November 25, 2025
Lecture hall or battleground?
CS234: Reinforcement Learning Winter 2025
AI class returns: fans cheer, skeptics ask if RL is yesterday’s playbook
TLDR: Stanford is rolling out its Winter 2025 Reinforcement Learning course, complete with deep RL and hands-on coding. The community split fast: some say RL is still the way, others predict new methods will replace it—while many just want the YouTube playlist and a clean path to learn.
Stanford’s big Reinforcement Learning (aka teaching computers to make decisions by trial-and-error) class is back for Winter 2025, and the internet instantly split into two camps: the hype squad and the skeptics. The course promises the hits—robots, games, healthcare use cases—plus deep RL, weekly lectures, and Python-heavy assignments. But the comments? That’s where the fireworks started.

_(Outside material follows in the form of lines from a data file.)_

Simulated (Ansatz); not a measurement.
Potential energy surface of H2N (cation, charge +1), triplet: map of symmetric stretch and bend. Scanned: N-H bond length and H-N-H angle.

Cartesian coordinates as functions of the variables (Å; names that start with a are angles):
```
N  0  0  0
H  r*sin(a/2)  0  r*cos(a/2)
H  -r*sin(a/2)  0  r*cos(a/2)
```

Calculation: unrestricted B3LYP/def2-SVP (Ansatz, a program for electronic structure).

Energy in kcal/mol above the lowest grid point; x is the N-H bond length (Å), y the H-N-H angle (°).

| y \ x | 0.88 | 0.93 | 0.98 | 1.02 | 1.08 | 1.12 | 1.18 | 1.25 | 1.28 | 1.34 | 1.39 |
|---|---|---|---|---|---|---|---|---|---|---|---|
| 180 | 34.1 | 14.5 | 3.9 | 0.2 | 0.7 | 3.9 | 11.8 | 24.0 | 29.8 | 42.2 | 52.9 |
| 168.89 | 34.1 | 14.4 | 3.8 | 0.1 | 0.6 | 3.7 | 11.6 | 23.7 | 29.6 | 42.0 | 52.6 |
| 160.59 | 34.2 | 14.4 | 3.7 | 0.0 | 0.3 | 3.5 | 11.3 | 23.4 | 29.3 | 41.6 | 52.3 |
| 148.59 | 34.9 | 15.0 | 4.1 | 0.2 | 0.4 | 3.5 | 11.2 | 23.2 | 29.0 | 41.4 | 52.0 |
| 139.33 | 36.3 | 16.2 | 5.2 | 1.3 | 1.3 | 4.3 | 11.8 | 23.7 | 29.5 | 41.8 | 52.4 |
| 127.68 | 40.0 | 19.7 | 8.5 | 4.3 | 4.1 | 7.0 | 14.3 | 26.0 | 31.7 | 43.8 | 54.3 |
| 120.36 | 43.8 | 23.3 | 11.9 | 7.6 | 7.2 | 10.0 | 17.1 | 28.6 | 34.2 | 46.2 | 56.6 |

One user winked at recent AI drama, saying the title feels “spicy” after Ilya’s podcast—cue everyone wondering if the field’s biggest names are quietly side-eyeing RL. Then a power commenter dropped the line of the day: “the worst way to train a model, except for all the others.” Translation: RL might be clunky now, but it’s still the best bad option we’ve got. Others doubled down, noting that breakthroughs often come from left field—like how image generators only took off once diffusion models arrived—so students should keep their minds open to new blueprints.
Meanwhile, practical folks skipped the philosophy and asked the real question: Where’s the video? Enter the hero link: last spring’s lectures are on YouTube—here’s the playlist. Between debates about the future of AI and a mad dash for resources, the vibe is equal parts grad-school gladiator arena and group chat chaos. Office hours? More like popcorn hours—this one’s going to be lively.
Key Points
- •Live lectures are held every Tuesday and Thursday, with videos available to enrolled students via Canvas.
- •Course communication is through Ed discussion forums; assignments and quizzes are managed on Gradescope.
- •Prerequisites include Python proficiency, calculus, linear algebra, probability/statistics, and ML foundations (CS 221 or CS 229).
- •Learning outcomes cover formal RL problem definition, algorithm selection and implementation, and evaluation using metrics such as regret and sample complexity.
- •Draft schedule includes Week 2 topics: Policy Evaluation and Q-Learning with Function Approximation; Assignment 1 is due at 6pm and Assignment 2 is released.